Zero tolerance policy at Maryland IKEA forces police chief to surrender gun

Zero tolerance policies are frequently applied in the wrong circumstances, but rarely do they reach this level of idiocy.

Last weekend, Alan Goldberg went shopping at IKEA in Takoma Park, Md. and was asked to leave the store because he was carrying a holstered pistol. The catch? Goldberg is the chief of police in Takoma Park and was in uniform during his shopping trip.

It seems that the “Weapons Free Environment” of the store didn’t have an exceptions for police officers that day.

After spending the morning working at a Fourth of July parade, Goldberg had gone to IKEA to shop for furniture with his college-bound daughter. Once at the store, he was told of the store’s zero tolerance gun policy and advised that he could either exit the store or lock his gun in his car. Goldberg says that in his 35-year law enforcement career, he had never been asked to part with his service weapon before.

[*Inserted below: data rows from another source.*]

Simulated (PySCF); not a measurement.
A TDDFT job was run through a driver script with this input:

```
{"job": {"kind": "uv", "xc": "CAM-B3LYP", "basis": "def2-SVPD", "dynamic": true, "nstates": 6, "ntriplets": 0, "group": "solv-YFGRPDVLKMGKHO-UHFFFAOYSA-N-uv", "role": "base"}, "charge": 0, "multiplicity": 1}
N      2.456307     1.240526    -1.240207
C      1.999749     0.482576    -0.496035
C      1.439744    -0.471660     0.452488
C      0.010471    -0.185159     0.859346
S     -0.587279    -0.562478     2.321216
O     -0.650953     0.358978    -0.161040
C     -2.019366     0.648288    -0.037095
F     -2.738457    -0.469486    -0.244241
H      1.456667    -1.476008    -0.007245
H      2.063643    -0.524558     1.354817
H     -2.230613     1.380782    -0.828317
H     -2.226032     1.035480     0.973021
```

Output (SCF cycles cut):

To a large extent, it is a matter of safety. “It isn’t the most prudent thing to do to walk around the store in uniform with an empty holster,” Goldberg told NBC Washington. “And I am not going to lock my gun in a commercial parking lot, with people watching me put it in there. That’s just ludicrous.”

Though he left the store at the time, Goldberg requested a written statement of the store’s weapon policy, but did not receive it. IKEA released a statement Monday clarifying the “misunderstanding” and specifying “our weapon policy does not apply to law enforcement officers.”

The fact that that needed to be clarified in a written statement is evidence enough of the flaws of zero-tolerance.